As we prepare to observe the birthday of Dr. Martin Luther King, it seems timely to remember that the first “gun control” in this country was focused on oppressing African-Americans in the wake of the Civil War. See “The Racist Roots of Gun Control”
If you’re not familiar with the work of my friend Kenn Blanchard, one of our most articulate spokesmen for gun owners’ civil rights, go to his website here, read what he has to say, and order his books.
I recently read “Sworn and Examined: Witnesses to Suwannee Valley Reconstruction Violence in Florida’s Third Judicial Circuit,” by Wilburn Bell (Instantpublisher.com, 2012). In one transcript, a black witness describes how a murder by night-riders came to an abrupt end before it could turn into mass murder… because a black victim shot back:
Witness: …The party rushed up to the door, and shot this man down dead; he did not speak but once or twice.
Question: Did the others return the fire?
Witness: There was one colored man who returned the fire, and it was believed he wounded one of them.
Question: Did that disperse them?
Witness: Yes, sir.
One of the loudest voices for gun ownership restriction is Obama crony Rahm Emmanuel, mayor of Chicago, where there were more than 500 homicides last year. Do some digging, and you’ll find out that the victims were overwhelmingly African-American. In 2011, Chicago murder victims were 75.3% black, 18.9% Hispanic, and only 4.6% white (stats from Chicago Police Department Research and Development Division). It was African-Americans’ vulnerability to such things that led Otis McDonald and Colleen Lawson to join in the lawsuit that, in the US Supreme Court’s 2010 decision in McDonald, et. al. v. City of Chicago, struck down that city’s unconstitutional decades-long ban on the mere ownership of handguns by its law-abiding private citizens. You can hear them tell their own stories on the ProArms Podcast: Colleen, Otis, downloadable free to your computer or iPod.
In the living memory of many of us, the Civil Rights efforts of the 1960s were largely a history of blacks using guns to defend themselves against murderous Klansmen and their cohorts. Groups like Deacons for Defense and Justice armed themselves and banded together to protect black communities from the night-riders. Order the made for TV docudrama about it, “Deacons for Defense,” from Netflix, or get a quick history fix here: http://www.blackpast.org/?q=aah/deacons-defense-and-justice. The Deacons were allied with CORE, the Congress of Racial Equality. I never did get to meet the late Ralph Connor, head of CORE, but you can hear him state his thoughts here:
I did have the pleasure of meeting Roy Innes, another leader of CORE, who was always a strong voice for the right to keep and bear arms.

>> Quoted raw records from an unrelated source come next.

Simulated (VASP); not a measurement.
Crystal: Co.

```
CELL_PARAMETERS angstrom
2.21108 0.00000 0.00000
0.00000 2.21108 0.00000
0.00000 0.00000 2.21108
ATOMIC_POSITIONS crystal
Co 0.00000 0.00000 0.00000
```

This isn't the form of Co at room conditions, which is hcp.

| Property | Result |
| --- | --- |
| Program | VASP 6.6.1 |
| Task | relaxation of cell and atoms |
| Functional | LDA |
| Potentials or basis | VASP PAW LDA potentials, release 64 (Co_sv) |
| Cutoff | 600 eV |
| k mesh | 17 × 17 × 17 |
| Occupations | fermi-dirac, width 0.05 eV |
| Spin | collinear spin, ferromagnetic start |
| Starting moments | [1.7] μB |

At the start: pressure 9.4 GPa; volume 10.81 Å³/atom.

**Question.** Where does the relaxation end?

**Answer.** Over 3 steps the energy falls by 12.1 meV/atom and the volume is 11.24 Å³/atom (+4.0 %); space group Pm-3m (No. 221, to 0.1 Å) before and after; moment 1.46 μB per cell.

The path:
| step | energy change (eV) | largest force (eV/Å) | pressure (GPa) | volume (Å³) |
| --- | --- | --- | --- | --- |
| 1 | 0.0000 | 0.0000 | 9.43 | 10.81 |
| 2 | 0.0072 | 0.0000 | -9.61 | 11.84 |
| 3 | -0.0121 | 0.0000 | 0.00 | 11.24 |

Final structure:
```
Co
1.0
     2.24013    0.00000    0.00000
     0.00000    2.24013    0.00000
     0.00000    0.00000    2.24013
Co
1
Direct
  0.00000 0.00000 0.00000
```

More recently, we have read the balanced logic of Professor Walter Williams. Read his recent column, “Are Guns the Problem,”
And it’s clear from his record that our highest ranking African-American jurist, Justice Clarence Thomas of the United States Supreme Court, understands what the Second Amendment is about, too.
Dr. King kept guns in his home to protect himself and his family. After firebombing and numerous death threats by racists, his application for a permit to carry a gun was denied by the “may issue” white power structure in that time and place. Let the holiday that celebrates this man’s life include some reflection on the importance of the Second Amendment.